Shelf of Gradient Private vs Private Good

UNESCO noticed that most authors frame education as a private good. This means, next to placing the financial responsibility on the individual, that the individual learner is perceived as the main beneficiary of education. Education is understood to result in expanded opportunities for the individual, for example in the form of better job opportunities and higher income, as well as improved health and longer life expectancy.

In this vision, the choices for education offerings are similar to choices offered to consumers in a market. Many publications highlighted that in the future individuals will build their own educational pathways by choosing learning modules based on their personal needs and interests. However, this view mostly pertains to higher levels of education.

When it comes to primary and secondary schooling, authors rather emphasize the concept of learning as a common good. There is an assumption that the state should bear the costs of these years of schooling. Authors tend to state that a lack of basic education is not only harmful to an uneducated individual, but also to society and represents a threat to social cohesion.

Nevertheless, UNESCO observed that the theme of digitalization reinforces the idea of a private good throughout all levels of education. Many publications predict that digital solutions will be provided by private entities on a fee-based model and that this model will become dominant in teaching and learning. Learning platforms will put forward course offerings customized to meet individual needs.


Excerpts from the literature


“Globalisation requires states to reduce public spending, minimise welfare provision, and privatise as much as possible the welfare state, particularly education provision.”

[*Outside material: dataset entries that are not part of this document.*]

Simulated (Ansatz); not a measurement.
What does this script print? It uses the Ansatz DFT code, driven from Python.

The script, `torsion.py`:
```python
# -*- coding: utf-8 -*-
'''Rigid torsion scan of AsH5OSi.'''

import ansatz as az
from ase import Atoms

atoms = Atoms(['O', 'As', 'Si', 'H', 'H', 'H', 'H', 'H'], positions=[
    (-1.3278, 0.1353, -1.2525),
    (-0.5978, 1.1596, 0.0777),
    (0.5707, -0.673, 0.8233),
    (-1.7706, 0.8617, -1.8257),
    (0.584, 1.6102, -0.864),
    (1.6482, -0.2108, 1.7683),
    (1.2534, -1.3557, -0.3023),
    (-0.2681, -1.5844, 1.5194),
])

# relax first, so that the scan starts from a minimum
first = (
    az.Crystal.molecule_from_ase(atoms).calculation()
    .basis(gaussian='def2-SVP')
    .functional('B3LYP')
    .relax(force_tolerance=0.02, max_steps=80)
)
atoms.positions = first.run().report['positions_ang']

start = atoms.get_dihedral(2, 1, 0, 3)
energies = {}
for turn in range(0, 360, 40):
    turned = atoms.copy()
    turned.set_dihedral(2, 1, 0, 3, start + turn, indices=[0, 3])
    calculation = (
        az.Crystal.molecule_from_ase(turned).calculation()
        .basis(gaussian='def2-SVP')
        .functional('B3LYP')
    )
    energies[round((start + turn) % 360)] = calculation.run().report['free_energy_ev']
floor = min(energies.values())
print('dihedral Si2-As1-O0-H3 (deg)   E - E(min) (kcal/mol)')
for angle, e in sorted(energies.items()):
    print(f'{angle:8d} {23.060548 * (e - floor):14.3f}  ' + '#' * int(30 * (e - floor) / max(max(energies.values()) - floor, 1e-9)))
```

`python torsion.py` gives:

  • This quote is extracted from a journal article, titled “Globalisation and the Future of Education in Africa”, written by Geo-Jaja Zajda and published in 2014. It presents the opportunities and challenges that globalisation offers to Africa and examines how public expenditure has been impacted by one aspect of globalisation, the tidal force of finance-driven reform.


“The coming decades will be defined by further government withdrawal in the primary sector.”

  • This quote is extracted from essay, titled “The Government and the Higher Education System of the Future”, which is part of a book, “Higher Education 2040: A Global Approach” written by Van der Zwaan and published in 2017. In his essay, Zwaan emphasises the importance of the role that the state plays in education but claims that less government interference leads to less homogenous educational institutions.


“In addition to (partly) publicly financed universities, the share of for-profit higher education will develop at a rapid pace.”

  • Extracted from the same essay above, the author believes that funding will form the key axis along which the differentiation of universities will further develop.


“In other parts of the world, private education has emerged as an alternative to underperforming public education systems, creating new financial barriers to quality learning.”


“Public-private collaboration can have a tremendous impact on shifting toward personalization in Education 4.0. Closer cooperation between education ministries and education technology companies, for example, can help ensure that innovation in this sector is channeled toward instruments that support the kind of personalization needed in classrooms.”

  • Extracted from the same report above, the author believes that closer cooperation between education ministries and education technology companies, for example, can help ensure that innovation in this sector is channelled toward instruments that support the kind of personalization needed in classrooms.